The Other McCain

"One should either write ruthlessly what one believes to be the truth, or else shut up." — Arthur Koestler

Zeitgeist: 9/11 ‘Was an Inside Job’ Also: It Won a ‘Progressive’ Film Award and Is Based on ‘New Age’ Sources

Posted on | January 17, 2011 | 12 Comments

For the benefit of David Dayen, the liberal blogger who claimed that the 2007 film Zeigeist is “right wing,” here is a screen-cap from the movie:

The 911 Truth

Criminal Elements within the US Government
staged a “False Flag” Terror Attack on its own
citizens, in order to manipulate public
perception into supporting its agenda.
They have been doing this for years.

911 was an Inside Job.

Click here to see the video (this part comes at 1:47 of the clip). And this is what gets me about fact-challenged dishonest dilberts like David Dayen: They can’t be bothered to do any actual reporting or research.

No, that would be beneath them.

Instead, it’s much easier to avoid that grubby work and take someone’s else’s word about what’s in Zeitgeist:

[T]he rhetoric on the far, far right played a role in amping up the paranoia of a mentally unbalanced man. In fact, one of the shooter’s friends focused on a movie that echoes many of the themes on the fringe right as extremely important to shaping Loughner’s worldview. . . .

C’mon: Whose “fringe” asserts that 9/11 was an “Inside Job”? When Zeitgeist was produced in 2007, who was hectoring us about “criminal elements in the US Government”?

Don’t get me wrong: I’m more than happy to give David Dayen enough rope to hang himself. And I’m grateful that a contributor to a leading liberal blog has granted my premise, namely that Zeigeist was “extremely important to shaping Loughner’s worldview.”
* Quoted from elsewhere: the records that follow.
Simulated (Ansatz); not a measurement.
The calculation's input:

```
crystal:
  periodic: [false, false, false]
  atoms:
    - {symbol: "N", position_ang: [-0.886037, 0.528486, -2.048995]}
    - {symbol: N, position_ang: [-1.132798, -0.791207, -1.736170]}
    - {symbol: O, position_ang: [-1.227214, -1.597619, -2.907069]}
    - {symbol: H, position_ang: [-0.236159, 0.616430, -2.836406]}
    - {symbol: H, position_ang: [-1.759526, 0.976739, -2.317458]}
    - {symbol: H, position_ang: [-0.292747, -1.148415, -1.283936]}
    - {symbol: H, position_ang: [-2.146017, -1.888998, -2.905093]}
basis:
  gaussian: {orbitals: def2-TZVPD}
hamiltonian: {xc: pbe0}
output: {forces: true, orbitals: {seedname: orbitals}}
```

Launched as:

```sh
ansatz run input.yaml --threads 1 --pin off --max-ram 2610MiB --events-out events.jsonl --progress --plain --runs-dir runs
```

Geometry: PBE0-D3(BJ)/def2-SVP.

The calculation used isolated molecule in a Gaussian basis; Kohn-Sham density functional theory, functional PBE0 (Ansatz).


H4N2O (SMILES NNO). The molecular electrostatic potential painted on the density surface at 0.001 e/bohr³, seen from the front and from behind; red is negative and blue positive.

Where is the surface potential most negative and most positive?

But David Dayen just grabbed that “rhetoric of the far, far right” stuff out of thin air — he took somebody else’s word for it. Whereas I, by contrast, dug in on this subject last Wednesday and bulldogged it. Thursday, I embedded the whole thing in a single post and — after the Google Video version that had been online for three years suddenly got taken down — spent more than an hour yesterday re-embedding the YouTube version.

Here I’m going to imitate Al Gore’s famous tobacco rant: I’ve watched Zeitgeist, I’ve studied Zeitgeist, I’m a fair way down the road to being a freaking expert on Zeitgeist, and dumbass David Dayen is not going to get away with telling me that it’s “right wing.”

Don’t take my word about this, though. Let’s ask progressive leaders what they think about Zeigeist:

Artivist Flim Festival
Founded in 2003 as a 501c3 charitable organization, the ARTIVIST FILM FESTIVAL is the only festival dedicated to raising awareness for International Human Rights, Children’s Advocacy, Environmental Preservation, and Animal Advocacy through Film. . . .ARTIVIST is a leader in the Progressive and Green movement, and has received public endorsements from various global leaders and organizations including the UNITED NATIONS and Claes Nobel of the Nobel Peace Prize Family.

Got that? Here is an organization that proclaims itself “a leader in the Progressive and Green movement” — endorsed by the United Nations, no less! — and guess who won their Best Feature award in 2007?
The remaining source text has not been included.